# Relay Diagram



## Kofita (Jul 8, 2018)

Hello guys.

Continuing from my last thread. Replaced my thermostat coolant temp sens, fuse box, fan temp switch and the fan relay. My front fans still come on 100% if I put the coolant fan fuse in.

I tried to look under the steering wheel at the panel of relays in hopes to find another one there that could be broke but I've searched far and wide but can't find a diagram of the relay panel.

Does anyone have one or a picture of theirs? It's a 2001 225 Coupe.

Thanks guys!


----------



## PlasticMac (Apr 25, 2017)

Kofita said:


> Hello guys.
> 
> Continuing from my last thread. Replaced my thermostat coolant temp sens, fuse box, fan temp switch and the fan relay. My front fans still come on 100% if I put the coolant fan fuse in.
> 
> ...


Does this help? Looks like it maybe the Coolant Fan Control Module. Control seems to be solid state not relays. 
Mac.


----------



## Pukmeister (Dec 27, 2017)

According to repair manuals there are no relays for the cooling fan electrics.










Red/white wire powers low speed fan operation (via resistors) either from fan controller module output or radiator thermo switch (dashed lines in diagram).

Red/black wire powers high speed fan operation (no resistors) direct from fan controller module output.

Radiator thermo switch (Red/Yellow) provides a run signal for fan controller module to run fans at 100%.

I think if fans are stuck at 100% you need to probe for 12v output signal (Red/Yellow)from thermo switch to fan controller. If 12v present when cold then thermo switch is faulty. If no volts then I would assume fan controller module is faulty and providing unwanted power to fans.

Maybe pull the radiator thermo switch connector and see if fans stop ?

Reading your OP and seeing what you have replaced, something doesn't add up. Have you had an a/c gas recharge lately ? High pressure if overgassed might call for full fan speed to reduce a/c gas pressure. Either that or you may have a permanent 12v feed spliced-in somewhere in the wiring by a previous owner to bodge the fans to stay on.


----------



## PlasticMac (Apr 25, 2017)

As far as I can see, the fans are switched, using solid state "relays" which are integrated into the Fan Control Module "FCM", no electro mechanical relays involved. The radiator "thermal switch" is not a switch as such, it just sends a signal (by opening and closing), to the FCM. Mac.


----------



## PlasticMac (Apr 25, 2017)

After the fuse checks, I'd go for the connectors on the FCM, unplug them, check the contacts are clean and bright. Mac.


----------



## silkman (Jul 29, 2004)

The fan relays in the TT are in the fan controller box under the battery. Its a single sealed unit.


----------



## Kofita (Jul 8, 2018)

Bless you all for the replies.

After unplugging the thermal switch the fans still stay on so yes I assume a constant 12v current is running. He also installed the radio in a stupid way only found out after it drained my battery so this doesn't surprise me.

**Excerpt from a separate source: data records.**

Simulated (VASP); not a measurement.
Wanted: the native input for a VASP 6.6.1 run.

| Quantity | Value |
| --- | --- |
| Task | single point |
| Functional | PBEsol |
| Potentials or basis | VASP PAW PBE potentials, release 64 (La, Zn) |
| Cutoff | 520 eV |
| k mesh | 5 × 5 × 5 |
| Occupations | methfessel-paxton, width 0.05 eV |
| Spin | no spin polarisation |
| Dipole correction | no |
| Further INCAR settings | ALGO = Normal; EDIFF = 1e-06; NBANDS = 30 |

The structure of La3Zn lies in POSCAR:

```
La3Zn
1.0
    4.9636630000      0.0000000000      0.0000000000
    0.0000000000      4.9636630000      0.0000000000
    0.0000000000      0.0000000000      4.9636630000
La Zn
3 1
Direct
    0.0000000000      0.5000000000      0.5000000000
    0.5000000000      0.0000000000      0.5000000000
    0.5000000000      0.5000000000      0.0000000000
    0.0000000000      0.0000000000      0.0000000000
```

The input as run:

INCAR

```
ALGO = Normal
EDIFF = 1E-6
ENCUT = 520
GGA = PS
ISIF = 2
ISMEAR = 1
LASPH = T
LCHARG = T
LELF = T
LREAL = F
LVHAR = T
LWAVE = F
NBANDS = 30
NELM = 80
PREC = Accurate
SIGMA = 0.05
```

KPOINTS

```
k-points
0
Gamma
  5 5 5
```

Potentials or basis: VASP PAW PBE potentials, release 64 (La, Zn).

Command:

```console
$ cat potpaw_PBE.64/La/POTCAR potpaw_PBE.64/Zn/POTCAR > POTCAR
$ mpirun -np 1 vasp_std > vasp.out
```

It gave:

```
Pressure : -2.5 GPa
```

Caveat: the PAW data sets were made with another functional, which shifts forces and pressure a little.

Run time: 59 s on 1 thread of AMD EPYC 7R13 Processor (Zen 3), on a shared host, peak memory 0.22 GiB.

Changed everything I can in this circuit so now I'm waiting for an electrician to come and take a look.

Another issue is that even after installing my new coolant temp sensor my CC is showing 121 degrees but the ecu is receding the right coolant temp because I have a liquid boost gauge that shows me the correct temp. Is it possible that the coolant temp sensor is only giving out one correct reading or do we think that somethings wrong with the connection from the coolant temp sensor to the CC

Thanks once again guys!


----------



## Pukmeister (Dec 27, 2017)

Its sounding like somebody has frigged the run signal for the fan controller, causing it to force-run the fans all the time. Either that or you have a live short on the run signal or a faulty controller. A good electrician should be able to trace the wiring, probe for voltages and determine for certain what is happening.

If your liquid gauge shows the true temperature but the climate control does not, and assuming they share the same signal, I suspect somebody has been messing with the wiring to the climate module or it has a high resistance wiring connection (perhaps a poor or corroded termination)that is altering the analogue value from the sensor and thus fooling it into reading high, assuming a positive temperature coefficient transducer is used (higher resistance = higher heat reading).

Keep us posted with how things develop.


----------



## Kofita (Jul 8, 2018)

So you guys asked me to update you!

Rechecked everything still the same problem. Went to get my dash fixed. I was 100% certain the dash had nothing to do with the whole issue since the dash doesn't control the fans. Turns out that there was a short in the temp sensor that caused the CC and dash to say the car is at 121 degrees. The dash pod and fan control module aren't linked however the dash and ecu is. The dash sent a signal to the ecu that the car wa supposedly at 121 and the ecu overwrote all other sensors and put the fans on 100%

Now that the temps are back to where they should the fans turn on and off. 
You might know Patrick (totalelectronics) he was a great help and said that he's never seen something like this before. But yeah once again thank you all for the replies.


----------



## Hoggy (May 8, 2002)

Hi Kofita, Pleased it's sorted but if you had used an OEM coolant sensor it may have been solved long ago.  :wink: 
I know a dashpod fault can cause incorrect Code 49/coolant temps reading (Wak had it) but strange how coolant sensor faulty feed to the ECU caused the fans to run.
Always something new to learn with Audi systems.Vorsprung durch Technik
Hoggy.


----------



## Pukmeister (Dec 27, 2017)

Nice one, thanks for the feedback.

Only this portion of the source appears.